SiamRPN++ Improvements

SiamRPN alone performs decently but there is an accuracy gap between it and algorithms that use deeper networks like ResNet50 to extract features. As mentioned above, SiamRPN utilizes AlexNet as its feature extraction backbone. Deeper networks have better capabilities to track higher dimensional features and perform much better on feature extraction as exemplified by improved performance on ImageNet. The authors of SiamRPN++ decided to use the SiamRPN architecture but to use ResNet50 as the feature extraction backbone instead of AlexNet because of these broad capabilities [2]. However, they needed to make a few adjustments in order to fully leverage the capabilities of the ResNet50 backbone.

Spatial Aware Sampling

Shift

Fig 5. Red indicates regions where positive samples are identified the most whereas blue is the opposite. As a result, higher shift increases the region of positive samples, increasing the area where target objects can be identified within the search frame. [2].
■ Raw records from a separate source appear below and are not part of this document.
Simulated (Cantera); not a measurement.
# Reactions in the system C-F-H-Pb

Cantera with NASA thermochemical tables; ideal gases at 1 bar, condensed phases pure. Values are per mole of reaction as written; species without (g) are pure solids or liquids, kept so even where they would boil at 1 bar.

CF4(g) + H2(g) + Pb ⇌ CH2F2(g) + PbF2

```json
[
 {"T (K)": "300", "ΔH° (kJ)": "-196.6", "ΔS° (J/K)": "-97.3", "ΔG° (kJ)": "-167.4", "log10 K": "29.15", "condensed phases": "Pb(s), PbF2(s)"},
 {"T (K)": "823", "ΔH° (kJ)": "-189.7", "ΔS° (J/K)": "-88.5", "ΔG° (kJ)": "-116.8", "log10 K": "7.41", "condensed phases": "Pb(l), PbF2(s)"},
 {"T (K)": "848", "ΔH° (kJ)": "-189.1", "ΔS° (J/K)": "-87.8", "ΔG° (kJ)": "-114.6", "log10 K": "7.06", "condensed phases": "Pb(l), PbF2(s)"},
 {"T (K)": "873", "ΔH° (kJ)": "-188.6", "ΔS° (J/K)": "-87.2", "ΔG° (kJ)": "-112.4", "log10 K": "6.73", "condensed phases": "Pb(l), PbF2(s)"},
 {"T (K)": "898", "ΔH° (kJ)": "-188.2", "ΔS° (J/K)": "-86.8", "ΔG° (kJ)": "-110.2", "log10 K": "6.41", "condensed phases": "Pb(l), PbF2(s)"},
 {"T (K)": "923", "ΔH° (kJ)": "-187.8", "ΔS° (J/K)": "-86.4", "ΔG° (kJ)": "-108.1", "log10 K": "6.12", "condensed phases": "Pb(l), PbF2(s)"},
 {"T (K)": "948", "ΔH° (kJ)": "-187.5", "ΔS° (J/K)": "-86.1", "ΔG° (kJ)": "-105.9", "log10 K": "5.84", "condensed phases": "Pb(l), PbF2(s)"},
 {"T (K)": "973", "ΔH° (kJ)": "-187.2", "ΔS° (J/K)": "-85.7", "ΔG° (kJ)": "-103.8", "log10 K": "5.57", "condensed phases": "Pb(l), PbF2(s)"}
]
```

They noticed that once they added ResNet50 as the backbone, the model developed a strong center bias where they could only identify targets within the center of the search frame. This was due to the padding within ResNet50 that wasn’t present in AlexNet. As a result, they decided to use a spatial aware sampling algorithm to train the model. Basically, the idea was to set a hyperparameter called shift which would define the bounds of pixels that training images would be translated horizontally and vertically. How much they shifted within the bounds was random [2].

Depthwise Cross Correlation

Unlike the up-channel cross correlation, depth-wise performs the convolution operation independently between all the channels of the input. This causes no interactions within the different channels during the cross correlation operation. This is good for reducing the feature size efficiently with less parameters. Later on, another convolution would fuse the channels and determine the correlation. Additionally, with the up-channel cross correlation there was a great imbalance of parameters between the RPN and the feature extraction backbone that caused optimization to be unstable. With the depth-wise cross correlation layer, the number of parameters reduces greatly leading to better optimization [2].

Correlation

Fig 6. SiamRPN uses the up-channel cross correlation pictured in (b) whereas SiamRPN++ uses depth-wise cross correlation pictured in (c), significantly reducing the cross correlation channel size. [2].

Layer Wise Aggregation

The last major change they did was layer-wise aggregation. With a deeper feature extractor in the ResNet50, they had the ability to extract features from its different layers to fuse lower level feature information with higher dimensional features. As a result, the authors decided to extract the feature embeddings from conv3, conv4, and conv5 for more rich visual semantics that can help it identify target objects more robustly. Each output is thrown into a separate RPN and then the outputs of the RPN are combined through a weighted fusion layer to be used for bounding box regression and classification [2].

SiamRPN++

Fig 7. Features are extracted from the conv3, conv4, and conv5 blocks in the ResNet50 backbone and then fed into separate RPNs. Later on they are fused through a weighted sum. This is the layer wise aggregation process. [2].

Discussions

SiamRPN++ was able to reach SOTA on the VOT2018 benchmark on expected average overlap and accuracy. It was also near SOTA on the OTB-2015 dataset. However, since it is only a single object tracker, it has limitations in many applications. Additionally, it is not robust to new situations as you need to feed it the target frame in order for it to work. This can lead to increased computational complexity and memory consumption. Like many trackers, it also struggles with occlusions and has no clear solution for them. To address these issues, we looked into DeepSORT, an efficient multiple object tracker.

DeepSORT

The most popular tracking algorithm, DeepSORT, is applicable to many applications due to its efficient and robust nature. It utilizes an object detection network like YOLO to provide bounding boxes for each frame and a Kalman filter to take in previous detection data in order to predict the state of objects within the current frame. An association metric is used to measure the similarity of the predicted states and new object detections to assign the right detection to tracked objects. This is solved through what is called the Hungarian assignment problem.

DeepSORT

Fig 8. The architecture of DeepSORT using YOLOv4 as its detection model. [3].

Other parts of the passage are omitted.